As a result individual agreements between the employer and an employee or a group of employees are prohibited. In the past, some managers have attempted to make deals directly with employees in regard to things such as scheduling, relocation, or time off in lieu of payment of overtime. These actions are not in keeping with collective bargaining. Collective agreements may contain specific provisions about such issues and these agreements must be respected.
The Union stresses that the position of the Company in the instant case is diametrically opposed to the argument which it made in the prior award concerning the Ledcor Project. In that case the Company stressed a distinct line between the works to be performed by S&C Wiremen as compared to that which belongs to S&C Maintainers.
The position of the Company is radically different from that of the Union. Its representative submits that, in accordance with longstanding practice, it is not uncommon for S&C Maintainers to work side-by-side with S&C construction employees in the installation or upgrading of equipment. Conversely, he submits, S&C Wiremen can also be assigned to assist S&C Maintainers in their own work. There is, the Company asserts, no work ownership within the collective agreement as between these two classifications.
The Company also asserts that it is not uncommon for S&C Mobile Maintainers, such as Mr. Jawa, to relieve or assist in various work functions as determined by the employer. It disputes the Union’s suggestion that Mr. Jawa should be compensated at the rate of full standby pay, stressing that such compensation is only appropriate where a Mobile Maintainer relieves an S&C Maintainer who would otherwise be in receipt of standby allowance. Finally, the Company disputes the burden allegedly placed upon Mr. Bodnar, noting that he was responsible only for coverage on the dates of September 6 to September 8, and was called upon to respond to only one call on Mr. Boux’s territory. On the basis of the foregoing the Company submits that there was no violation of the collective agreement in the manner in which Mr. Boux and Mr. Jawa were assigned and compensated.

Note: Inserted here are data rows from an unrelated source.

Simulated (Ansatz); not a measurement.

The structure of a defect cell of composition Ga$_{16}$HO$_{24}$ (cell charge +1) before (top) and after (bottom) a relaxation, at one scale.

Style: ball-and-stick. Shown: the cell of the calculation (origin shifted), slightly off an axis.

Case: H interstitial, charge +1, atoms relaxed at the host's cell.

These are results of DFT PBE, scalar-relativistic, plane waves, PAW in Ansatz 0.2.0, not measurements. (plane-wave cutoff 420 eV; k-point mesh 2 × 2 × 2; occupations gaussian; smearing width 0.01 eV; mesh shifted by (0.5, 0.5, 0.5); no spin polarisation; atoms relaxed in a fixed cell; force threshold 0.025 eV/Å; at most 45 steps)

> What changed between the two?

I turn to consider the merits of the dispute. On the basis of the material before me, and bearing in mind that the Union has the burden of proof, I can find nothing in the collective agreement which would categorically prevent the Company from assigning an S&C Maintainer to perform or assist in the performance of S&C construction work on a territory other than his or her own. I accept the representation of the Company, which is substantially unchallenged, that S&C Maintainers and S&C Wiremen assist each other interchangeably, as required and as assigned by the Company. While it is true that each of them normally performs a different form of work, neither can lay a proprietary claim to any particular work or an immunity from being assigned to work which is different from their usual assignment. I must agree with the Company that Mr. Boux was not performing S&C construction work, but was properly assigned to repair an existing system.
Nor do I find a violation of the collective agreement, or of the Canada Labour Code, in the fact that the Company may have done Mr. Boux a favour with respect to retrieving his personal vehicle or having his Company vehicle returned by someone else. With respect, I find the Union’s position on this aspect of the grievance to be somewhat harsh and unrealistic. Will it be a violation of the collective agreement if the Company should agree to an employee’s request for time off or an early quit to deal with a child’s or other family member’s activity without first clearing that arrangement with the Union? Absent clear language in the collective agreement, the regime of collective bargaining does not of itself displace the potential for small personal favours in the workplace. As a result, having regard to all of the evidence, I can find nothing irregular or contrary to the collective agreement in the manner in which Mr. Boux and Mr. Jawa were assigned to perform the work in relation to the installation of blowers on hot box detectors on the Indian Head Subdivision.
Greater concern arises, however, when the manner in which Mr. Boux was compensated is examined. Bearing in mind that Mr. Boux was not reclassified as a Wireman for the purposes of his temporary assignment off his territory, and that he continued to perform functions proper to an S&C Maintainer, on what basis can it be claimed that he was entitled to bank overtime? That privilege is, as the Union alleges, one which is exclusive to construction employees, which Mr. Boux is manifestly not. Additionally, on what basis could the Company properly continue to pay to Mr. Boux his standby pay, a form of payment intended to compensate him for holding himself available for emergency calls on his territory when in fact he was some 250 kilometres distant from his headquarters? In my view the Union is entirely correct in its objection to the manner in which Mr. Boux was paid. On the basis of the material before me, I cannot identify any similar flaw in the wage treatment of Mr. Jawa.
For the foregoing reasons the grievance is allowed, in part. The Arbitrator denies the Union’s grievance to the extent that it challenges the right of the Company to have assigned Mr. Boux as it did, to work on a territory which was not adjacent to his own in the installation of blowers for hot box detectors. I cannot conclude that that work could not have been assigned to him as an S&C Maintainer, albeit on an exceptional basis. Nor has the Union pointed to any part of the collective agreement which would have prohibited the Company from assigning and compensating Mr. Jawa as it did. The grievance is allowed, however, to the extent that there was improper compensation paid to Mr. Boux, in that he was allowed to bank overtime and that he continued to receive standby pay when he offered no availability or service in that regard. Nor, for the reasons touched upon above, can I find that there was any improper treatment of S&C Maintainer Dennis Bodnar.
As requested by the Union at the hearing, I limit this Award to the foregoing findings and declarations, and remit the matter to the parties for discussion of the issue of compensation. I retain jurisdiction in the event that they should not reach agreement on that question, or on any other aspect of the interpretation or implementation of this Award. Nor do I consider it necessary to issue a cease and desist order to the Company, being satisfied that the findings and analysis within this Award will be sufficient guidance to it. Finally, and for the purposes of clarity, I am not persuaded that there was any violation of the rule against direct dealing in the manner in which the Company treated Mr. Boux.
Dated at Ottawa, Ontario this 28th day of September, 2012.